Unlike so many, I’m sad to hear that Dr. Rowan Williams, the Archbishop of Canterbury will be stepping down soon as primate of the Church of England. Here’s something interesting of his that I read again the other day:
“…which of us does “love” God?
I remember, ages ago, talking to a young Chinese Marxist student, who amazed me by saying, “of course, priesthood [I had him I hoped to be ordained] is unrewarding, but you won’t mind that, because you love God.” I was amazed and rather appalled, because I couldn’t imagine why he should think I loved God; as soon as he’d said it, I knew it wasn’t true. After all, what was it to love God? The saints loved God: their whole lives revolved around God, they wept and laughed and danced for love of him. When St. John of the Cross was staying at a convent over Christmas, one of the sisters saw him, when he thought no one was looking, picking up the figure of the child Jesus from the crib. He hugged it close to his chest and then, with eyes closed, danced around the crib for a few minutes. Well, that, it seems, is love of God: a devotion that makes people more than a little dotty, that produces an all-pervading warmth and delight, an incommunicable gladness beyond all words. “My beloved is mine and I am his”; Jesu, the very thought is sweet; In that dear name all pleasures meet”…St. Aelred of Rievaulx on his deathbed murmuring “Christ, Christ, Christ” unceasingly; Francis of Assisi literally crying himself blind in his long vigils of prayer.
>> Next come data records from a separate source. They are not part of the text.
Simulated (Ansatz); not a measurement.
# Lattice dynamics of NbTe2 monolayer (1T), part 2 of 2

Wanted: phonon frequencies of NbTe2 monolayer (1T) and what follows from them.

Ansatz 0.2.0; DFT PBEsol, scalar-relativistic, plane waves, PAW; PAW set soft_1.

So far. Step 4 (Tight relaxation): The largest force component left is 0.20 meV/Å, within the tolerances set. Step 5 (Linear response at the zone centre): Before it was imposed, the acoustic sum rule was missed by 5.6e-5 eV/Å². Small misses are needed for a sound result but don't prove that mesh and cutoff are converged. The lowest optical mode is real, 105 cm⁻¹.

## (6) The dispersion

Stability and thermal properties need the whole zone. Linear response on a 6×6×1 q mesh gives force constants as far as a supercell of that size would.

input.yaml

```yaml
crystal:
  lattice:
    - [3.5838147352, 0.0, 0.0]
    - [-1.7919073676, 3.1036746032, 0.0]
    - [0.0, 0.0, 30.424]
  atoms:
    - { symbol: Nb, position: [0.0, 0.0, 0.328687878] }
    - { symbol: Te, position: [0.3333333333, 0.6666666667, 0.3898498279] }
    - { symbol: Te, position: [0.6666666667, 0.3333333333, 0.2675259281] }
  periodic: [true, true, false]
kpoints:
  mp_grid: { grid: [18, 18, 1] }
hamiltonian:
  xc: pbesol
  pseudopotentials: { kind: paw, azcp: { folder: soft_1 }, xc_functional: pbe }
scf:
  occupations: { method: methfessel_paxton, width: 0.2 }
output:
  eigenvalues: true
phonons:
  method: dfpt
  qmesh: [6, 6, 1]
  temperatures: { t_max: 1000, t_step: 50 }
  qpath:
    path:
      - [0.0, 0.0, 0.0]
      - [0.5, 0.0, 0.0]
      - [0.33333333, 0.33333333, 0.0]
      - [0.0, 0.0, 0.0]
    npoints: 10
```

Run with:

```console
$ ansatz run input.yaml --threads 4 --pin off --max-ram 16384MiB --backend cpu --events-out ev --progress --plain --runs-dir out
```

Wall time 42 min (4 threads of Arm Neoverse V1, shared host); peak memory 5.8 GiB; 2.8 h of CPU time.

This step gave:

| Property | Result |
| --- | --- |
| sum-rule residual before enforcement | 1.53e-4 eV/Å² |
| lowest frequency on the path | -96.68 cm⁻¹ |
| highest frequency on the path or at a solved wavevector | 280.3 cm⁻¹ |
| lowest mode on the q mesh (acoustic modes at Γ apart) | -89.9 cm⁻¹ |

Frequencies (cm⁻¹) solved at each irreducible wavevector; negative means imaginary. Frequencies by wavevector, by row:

If this is loving God, most of us don’t.” – Rowan Williams (Archbishop of Canterbury) “Loving God” in “A Ray of Darkness” p. 127
In Christian history in the West, there have been two Traditions on the notion of loving God. The one Tradition comes from the Wesleyans and the Holiness Movement, building on the Catholic Tradition which says that we can love God, and that Christianity is in a sense, a growth of our love for God, which he pours into us by the Holy Spirit (Rom 5:5 – St. Augustine’s favourite verse). In this model even if we don’t know whether God will save us or not, we can still have pure love for him just because of who He is.
On the contrary, the Reformed and Lutheran Tradition affirms that the only love worth the name is God’s love / agape. In this model it is noted that love is ‘not that we loved God, but that he loved us’ (1 Jn. 4:10), and that as sinful human beings we can’t love God. Since love is the perfect fulfillment of the law, and we can’t keep the law, it follows that even with the Holy Spirit we can’t love God, or if we can, we do it in a very imperfect fashion.
The history of the Church shows great men of devotion and moral probity holding to either view, even though they are mutually exclusive. In any case, the first necessary thing in history as in theology is to be passionate to find an answer, not necessarily having an answer. Today my friend and I had a conversation on this subject, and as Christians we disagreed on it. As my old bible school principal once said, each group picks their prooftexts and holds to their arguments and does their best to ignore their opponents, who do the same. You pay your money and you get your ticket.